Right before you work up the nerve to leap off a bungee-jumping platform and plummet toward the Earth, there will be a sharp, measurable increase in your brain activity—almost a full second before you make the conscious decision to jump. A new paper in Scientific Reports purports to describe the first time this effect has been measured outside the laboratory.
That telltale signal was dubbed bereitschaftspotential (BP)—or "readiness potential" in English—when it was first observed in 1964 by Luder Deecke and Hans-Helmut Kornhuber. Kornhuber and Deecke had subjects make hundreds of voluntary finger movements while otherwise sitting as still as possible in a Faraday cage. The researchers noticed a shift in the electrical voltage in the brain, as measured by electroencephalography (EEG) electrodes placed along the scalp. The effect is often cited in the ongoing, heated debate over whether or not humans truly have free will.
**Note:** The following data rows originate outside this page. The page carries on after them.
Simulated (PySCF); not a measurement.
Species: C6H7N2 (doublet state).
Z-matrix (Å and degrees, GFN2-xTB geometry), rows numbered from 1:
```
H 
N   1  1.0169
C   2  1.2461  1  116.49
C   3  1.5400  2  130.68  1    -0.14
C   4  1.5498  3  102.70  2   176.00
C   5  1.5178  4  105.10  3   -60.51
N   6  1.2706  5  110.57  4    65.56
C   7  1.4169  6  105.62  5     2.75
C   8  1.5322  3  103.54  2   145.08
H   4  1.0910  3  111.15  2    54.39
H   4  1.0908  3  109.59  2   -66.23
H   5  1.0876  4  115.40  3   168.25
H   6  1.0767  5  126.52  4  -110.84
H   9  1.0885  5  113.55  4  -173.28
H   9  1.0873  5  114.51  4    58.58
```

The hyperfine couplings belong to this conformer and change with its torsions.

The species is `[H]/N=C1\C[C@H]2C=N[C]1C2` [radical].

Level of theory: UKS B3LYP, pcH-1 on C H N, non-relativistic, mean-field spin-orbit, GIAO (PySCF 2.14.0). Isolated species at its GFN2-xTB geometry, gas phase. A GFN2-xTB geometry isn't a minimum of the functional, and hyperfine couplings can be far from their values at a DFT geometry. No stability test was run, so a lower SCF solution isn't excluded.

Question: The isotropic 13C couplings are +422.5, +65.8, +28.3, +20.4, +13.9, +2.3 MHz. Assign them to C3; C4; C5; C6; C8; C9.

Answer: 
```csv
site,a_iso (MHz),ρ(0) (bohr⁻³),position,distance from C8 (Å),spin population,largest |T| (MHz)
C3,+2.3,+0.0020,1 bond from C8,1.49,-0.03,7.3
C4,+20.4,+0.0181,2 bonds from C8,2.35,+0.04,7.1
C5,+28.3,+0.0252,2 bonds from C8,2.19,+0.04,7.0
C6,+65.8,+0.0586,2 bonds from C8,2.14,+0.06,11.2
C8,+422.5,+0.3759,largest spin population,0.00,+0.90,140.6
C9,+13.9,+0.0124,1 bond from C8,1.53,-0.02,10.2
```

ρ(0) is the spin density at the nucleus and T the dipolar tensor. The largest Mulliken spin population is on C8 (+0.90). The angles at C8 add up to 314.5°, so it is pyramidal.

The German and Austrian authors of the current study opted to have their subjects go bungee jumping in hopes of recording this readiness potential. While bungee jumping has its roots in an ancient ritual on the South Pacific island-nation of Vanuatu as a way to test one's courage, prior studies have shown it results in a sharp rise in concentrations of beta-endorphins right after jumping. (This spike is despite the fact that, the authors note, bungee jumping is statistically less life-threatening than more common activities like bicycling or dancing. Our impulse reactions are not rational.)